Friday, 16 February, 2024
Fed’s Barr Says Regulators Eyeing CRE Risk, Downgrade More Banks
Fed’s Barr Says Regulators Eyeing CRE Risk, Downgrade More Banks
- Fed asking if lenders have done enough to brace for bad loans
- Central bank steps up pace of issuing findings and downgrades
By Katanga Johnson
(Bloomberg) — US regulators are “closely focused” on risks in commercial real estate loans, and have stepped up downgrades of lenders’ supervisory ratings amid new strains on their finances, according to the Federal Reserve’s chief bank watchdog.
Supervisors are looking at what banks are doing to mitigate potential losses, how they are reporting risks to their boards and senior management, and whether they have enough reserves and capital to handle CRE loan losses, said Michael Barr, the Fed’s vice chair for supervision, in prepared remarks Friday at Columbia University in New York.
Regulators are looking to improve supervision after turmoil that felled three big regional lenders a year ago, while preparing a new round of international standards that has faced pushback from the industry. With more office and apartment buildings headed for distress, the central bank issued guidelines on Thursday for its annual stress tests that put extra emphasis on identifying risks in commercial property.
Read More: Fed Expands Calamities for Banks in Annual Stress Test After SVB
Barr cited concern about the impact on banks from the changing economic, interest-rate and financial environment.
“Because of the heightened risk environment and heightened supervisory attention, the Federal Reserve has issued more supervisory findings and downgraded firms’ supervisory ratings at a higher rate in the past year,” Barr said in his remarks. “In addition, we have increased our issuance of enforcement actions.”

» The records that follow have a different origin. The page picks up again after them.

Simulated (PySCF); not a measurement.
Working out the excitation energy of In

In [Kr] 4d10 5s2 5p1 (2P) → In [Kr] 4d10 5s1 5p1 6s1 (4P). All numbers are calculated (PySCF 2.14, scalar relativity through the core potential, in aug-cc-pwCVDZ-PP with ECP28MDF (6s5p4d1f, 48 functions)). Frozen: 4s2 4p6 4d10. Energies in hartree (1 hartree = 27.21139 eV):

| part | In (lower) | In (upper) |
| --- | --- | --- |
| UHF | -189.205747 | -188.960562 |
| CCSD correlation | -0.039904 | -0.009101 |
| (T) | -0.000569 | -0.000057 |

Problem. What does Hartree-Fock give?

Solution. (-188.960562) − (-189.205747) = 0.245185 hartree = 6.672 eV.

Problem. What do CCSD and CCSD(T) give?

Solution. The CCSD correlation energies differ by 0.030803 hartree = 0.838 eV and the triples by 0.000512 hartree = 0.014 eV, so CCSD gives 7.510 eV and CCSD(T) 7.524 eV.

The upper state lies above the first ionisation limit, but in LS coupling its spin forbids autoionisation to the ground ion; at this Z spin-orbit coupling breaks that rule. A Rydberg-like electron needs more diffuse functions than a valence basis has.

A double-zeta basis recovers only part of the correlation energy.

Barr’s efforts to tighten scrutiny come after the Fed faced criticism by its inspector general in the wake of the failure of Silicon Valley Bank a year ago. Supervisors’ mid-size bank examination approach as applied to SVB “did not evolve with SVB’s growth and increased complexity,” and did not effectively transition the firm to the large bank examination process, according to the inspector general office.
The Fed has also faced criticisms for the number of exits of bank examiners and other woes with front-line supervisory staff.